Infinity¶
Multi-vector embeddings via an Infinity Embedding API server.
Overview¶
| Field | Value |
|---|---|
| Type | API |
| Modality | Text + Image |
| Provider | Infinity (self-hosted) |
| Default Model | michaelfeil/colqwen2-v0.1 |
| Env Variable | INFINITY_API_URL |
| GPU Required | No (client-side) |
Connects to a running Infinity server that serves ColPali/ColQwen2 models. The server handles GPU inference; this client only needs HTTP access. Produces multi-vector embeddings (one vector per token/patch) for MaxSim late interaction retrieval.

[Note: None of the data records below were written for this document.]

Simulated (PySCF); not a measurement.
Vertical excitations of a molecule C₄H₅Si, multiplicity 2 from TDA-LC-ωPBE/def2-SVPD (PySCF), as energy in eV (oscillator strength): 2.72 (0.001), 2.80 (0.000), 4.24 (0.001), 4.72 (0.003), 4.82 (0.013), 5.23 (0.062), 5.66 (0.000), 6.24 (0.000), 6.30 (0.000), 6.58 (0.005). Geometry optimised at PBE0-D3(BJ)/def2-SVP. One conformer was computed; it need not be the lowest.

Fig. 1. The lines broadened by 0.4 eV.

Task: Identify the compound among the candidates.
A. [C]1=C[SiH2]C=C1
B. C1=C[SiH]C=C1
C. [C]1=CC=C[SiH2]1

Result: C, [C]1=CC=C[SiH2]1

Uses the official infinity-client package (InfinityVisionAPI) which handles HTTP session management, retry with exponential backoff, base64 decoding, numpy array reshaping, and semaphore-based concurrency control internally.
Prerequisites¶
You need a running Infinity server. Start one with Docker:
docker run -it --gpus all \
-v $HOME/.cache/huggingface:/root/.cache/huggingface \
-p 7997:7997 \
michaelf34/infinity:latest \
v2 \
--model-id michaelfeil/colqwen2-v0.1 \
--port 7997
Configuration¶
_target_: autorag_research.embeddings.infinity.InfinityEmbeddings
model_name: michaelfeil/colqwen2-v0.1
url: ${oc.env:INFINITY_API_URL,http://localhost:7997}
encoding: base64
embed_batch_size: 10
Parameters¶
| Parameter | Type | Default | Description |
|---|---|---|---|
url |
str | http://localhost:7997 |
Infinity API server URL |
model_name |
str | michaelfeil/colqwen2-v0.1 |
Model name served by Infinity |
encoding |
str | base64 |
Response encoding: base64 or float |
embed_batch_size |
int | 10 |
Batch size for batch embedding methods |
Supported Models¶
Any model supported by the Infinity server can be used. Common ColEncoder models:
| Model | Type | Description |
|---|---|---|
michaelfeil/colqwen2-v0.1 |
ColQwen2 | Multi-modal (text + image), 128-dim |
vidore/colpali-v1.3 |
ColPali | Multi-modal (text + image), 128-dim |
colbert-ir/colbertv2.0 |
ColBERT | Text-only, 128-dim |